On Sunday April 8, the Supervisory Board of Deutsche Bank appointed Christian Sewing as Chief Executive Officer with immediate effect.
Sewing will replace John Cryan who will leave the bank at the end of April along with Marcus Schenck who was also in the running for the position.
In a statement following the announcement, Chairman of the Supervisory Board Paul Achleitner, said: “Despite his relatively short tenure as CEO, John Cryan has played a critical role in the almost 150 year history of Deutsche Bank – and laid the groundwork for a successful future of the bank.
“The Supervisory Board in general and I personally are grateful for this. However, following a comprehensive analysis we came to the conclusion that we need a new execution dynamic in the leadership of our bank.”
“In his more than 25 years at Deutsche Bank Christian Sewing has proven himself a strong and disciplined leader. The Supervisory Board is convinced that he and his team will be able to successfully lead Deutsche Bank into a new era. We trust in the great ability of this bank and its many talents.”
Who is Christian Sewing?
Career this far:
1989: Apprenticeship with Deutsche Bank
2005-2007: Member of Management Board of Deutsche Genossenschafts-Hypothekenbank
2010-2012: Chief Credit Officer
2012-2013: Deputy Chief Risk Officer
2013-2015: Head of Group Audit
2015-2018: Jointly responsible for Deutsche Bank’s Private & Commercial Bank (including Postbank) together with Frank Strauß
2018-: Chief Executive Officer
Trivia: Keen tennis player (source: Handelsblatt)

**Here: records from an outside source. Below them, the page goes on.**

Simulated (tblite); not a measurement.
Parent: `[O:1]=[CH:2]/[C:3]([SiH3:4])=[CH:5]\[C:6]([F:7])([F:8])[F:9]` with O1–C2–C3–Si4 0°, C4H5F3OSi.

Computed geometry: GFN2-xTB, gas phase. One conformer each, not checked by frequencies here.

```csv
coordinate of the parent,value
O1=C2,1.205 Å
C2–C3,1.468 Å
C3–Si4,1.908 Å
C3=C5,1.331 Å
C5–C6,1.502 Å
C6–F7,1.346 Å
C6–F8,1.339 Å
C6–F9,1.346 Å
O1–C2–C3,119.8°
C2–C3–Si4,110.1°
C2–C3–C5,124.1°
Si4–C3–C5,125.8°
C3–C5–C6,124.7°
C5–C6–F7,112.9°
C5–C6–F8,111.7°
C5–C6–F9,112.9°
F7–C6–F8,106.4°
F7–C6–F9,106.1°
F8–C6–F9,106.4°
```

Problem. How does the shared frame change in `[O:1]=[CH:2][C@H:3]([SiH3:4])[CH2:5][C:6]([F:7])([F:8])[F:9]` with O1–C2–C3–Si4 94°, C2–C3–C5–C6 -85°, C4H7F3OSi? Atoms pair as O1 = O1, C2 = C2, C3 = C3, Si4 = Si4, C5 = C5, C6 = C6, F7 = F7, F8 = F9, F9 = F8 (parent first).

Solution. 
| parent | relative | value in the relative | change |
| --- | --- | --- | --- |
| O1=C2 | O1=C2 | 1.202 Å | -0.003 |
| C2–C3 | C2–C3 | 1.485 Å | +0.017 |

What does Christian Sewing think?
The decision by the Supervisory Board to appoint a Deutsche Bank insider is an interesting one. Indeed, in an internal message to Deutsche Bank employees, Sewing emphasises the importance of using the bank’s human talent.
Sewing makes no pretence around the challenges that need facing up to, particularly acknowledging the pace of industry change. “The time pressure is on,” he said, “and the expectations are high from all sides – our clients, our investors, the regulators, politicians and the media.”
He outlined Deutsche Bank’s response as something to “actively manage”, making faster and clearer decisions, collaborating better and putting “team spirit at the heart of what we do” and a top-down approach starting with the board.
He further explained the 2018 forecast and his recipe for success. Talking about Deutsche Bank’s recently declining revenues Sewing called upon his staff to “regain our hunger for business”, with renewed efforts to growth in both the business and infrastructure functions.
Perhaps more importantly, he laid down the law as well as strict financial targets: “Our adjusted costs must not exceed 23 billion euros in 2018. This is non-negotiable. We have largely put in place the programmes to get there, now we will implement them with discipline.” He further stated that the setbacks of quarter 4 in 2017 are not to be repeated, under any circumstance.
But Sewing remains ultimately optimistic about the future, pointing at how the bank has made good progress on learning from past mistakes, re-emphasising the need for faster execution through the revision of “internal processes to eliminate bureaucracy and duplication.”
Sewing elaborated on this revised focus, discussing that the “priority is to leverage our strengths and to allocate our investments accordingly,” and “at the same time we will look to free up capacity for growth by pulling back from those areas where we are not sufficiently profitable.” Overall, Sewing has called for a client-focused approach, offering “convincing solutions rather than just products.”
It is, of course, far too early to tell what this new revised and refocused approach will bring – reallocation to strengthen rather than expand, a reliance on internal talent and a renewed top-down team spirit – but it is a welcome end to a few chaotic weeks at Deutsche Bank.